You know, when you think about it, The Witcher video game series shares some similarities with the hit HBO TV show Game of Thrones. Both are based on works by popular fantasy authors. Both tell tales of characters that are neither completely good nor completely evil. Both are set in harsh fictional medieval worlds populated with mythical creatures, scheming nobles, and the occasional brother-sister incest.
And they both look damn good.
Due for PC, PlayStation 4, and Xbox One sometime in 2014, The Witcher 3 is the final entry in CD Projekt RED’s critically acclaimed action-role-playing game franchise. It’s also the first title in the series to feature a truly open game world and free-roaming exploration, and it’s gorgeously detailed. CD Projekt claims it’s 35 times bigger than The Witcher 2: Assassins of Kings (a large game in itself) and takes 40 minutes to travel on horseback end to end.
“Basically, the new philosophy of exploring the world in The Witcher 3 is that you can get to every place you see on the screen,” the developer told the media during a live gameplay demo at this week’s Electronic Entertainment Expo in Los Angeles. “This is a massive improvement in comparison to Witcher 2, which had some artificial barriers.”
Of course, a world that big and beautiful is pointless unless it’s filled with interesting things to do. The Witcher 3’s standalone, nonlinear story once again focuses on mutant monster hunter Geralt of Rivia. CD Projekt promises a more personal story for Geralt this time around. Now freed from the political machinations of kings and elves, he’s able to search for his loved ones and pursue the Wild Hunt, a spectral force straight out of folklore that brings death and terror to all it passes. The beginning of the demo shows these skeletal riders attacking a village, and Geralt seeks the lone survivor of the massacre to get some answers.
The ability to track down and slay epic beasts is nothing new — Capcom built an entire franchise around it. But it’s an important part of The Witcher lore, and CD Projekt is putting greater emphasis on it this time around. “We decided we would no longer have this world of enemies who are very weak and who you’re just slashing them and killing them,” said The Witcher 3 game director Konrad Tomaszkiewicz. “We decided to create this Monster Hunting system and the Witcher Sense system and create monsters in a way that would be unique. They got their own special abilities, and the hunt for every one of these monsters will be different. You will feel that you’re a monster hunter actually in the game.”
There’s about 80 different monsters in The Witcher 3, the developer says, and each has its own habitat, strengths, and weaknesses. During the demo, the developer showed a side quest involving a formerly peaceful woodland spirit that is now terrorizing the village that used to worship it. Geralt agrees to slay the beast (for a price), but first he has to find it. A simple press of a button activates Geralt’s new Witcher Sense (think Detective Vision in Batman: Arkham Asylum), and it’s not long before he spots the creature’s trail. He discovers that it’s a Leshen — a tall, antlered being that can control the forest and disappear in a cloud of ravens.

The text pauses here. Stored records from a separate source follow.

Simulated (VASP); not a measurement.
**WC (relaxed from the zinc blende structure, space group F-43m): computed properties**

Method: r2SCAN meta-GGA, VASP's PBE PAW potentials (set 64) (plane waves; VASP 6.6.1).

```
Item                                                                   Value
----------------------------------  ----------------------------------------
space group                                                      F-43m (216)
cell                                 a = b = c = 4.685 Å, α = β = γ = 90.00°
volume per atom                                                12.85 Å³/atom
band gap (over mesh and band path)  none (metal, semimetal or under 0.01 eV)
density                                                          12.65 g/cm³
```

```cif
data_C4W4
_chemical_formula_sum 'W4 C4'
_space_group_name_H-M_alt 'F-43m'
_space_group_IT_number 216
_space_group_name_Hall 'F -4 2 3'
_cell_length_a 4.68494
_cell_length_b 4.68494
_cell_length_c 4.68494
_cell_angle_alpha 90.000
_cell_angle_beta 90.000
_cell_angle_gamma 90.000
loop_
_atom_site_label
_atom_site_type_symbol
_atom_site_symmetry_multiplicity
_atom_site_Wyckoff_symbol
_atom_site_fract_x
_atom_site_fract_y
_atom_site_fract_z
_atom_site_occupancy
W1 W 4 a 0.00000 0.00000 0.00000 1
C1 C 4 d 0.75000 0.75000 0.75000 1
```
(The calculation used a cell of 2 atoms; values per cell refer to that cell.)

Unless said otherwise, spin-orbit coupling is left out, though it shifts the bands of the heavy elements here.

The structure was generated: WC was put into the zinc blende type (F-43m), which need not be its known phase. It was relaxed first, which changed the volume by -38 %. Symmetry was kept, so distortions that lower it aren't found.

Geralt has deep knowledge of his world’s more deadlier creatures, and all of that information is in the game’s Monster Journal. This Wikipedia-like bestiary is incredibly detailed; by reading it, the player learns that the Leshen is very territorial and uses totems to steal power from the forest. It also likes to bind itself to a nearby human and use that person’s vital energy to resurrect itself if it’s slain. Once again, Geralt’s heightened senses allow him to find the marked person, an innocent woman named Hilde. Once she’s dealt with (presumably killed), Geralt is free to hunt down and destroy the totems and finally the spirit itself.
The battle with the Leshen is a spooky, tense affair. Wolves spring out of the shadows at Geralt, and massive tree roots rise up to strike and hinder him. The Leshen itself is a cagey opponent that randomly teleports about the forest, but eventually Geralt is successful and returns to the village to collect his reward.
There he learns that not all of the world’s monsters have antlers or walk on four legs. While he was off dealing with the Leshen, the man who hired him decided to stage a coup, slaying the village elders in cold blood. Geralt calls the man a murderer but ultimately collects his fee and moves on. What else can he do? The world of The Witcher is dark and morally ambiguous, and sometimes picking the lesser of two evils is the best choice available.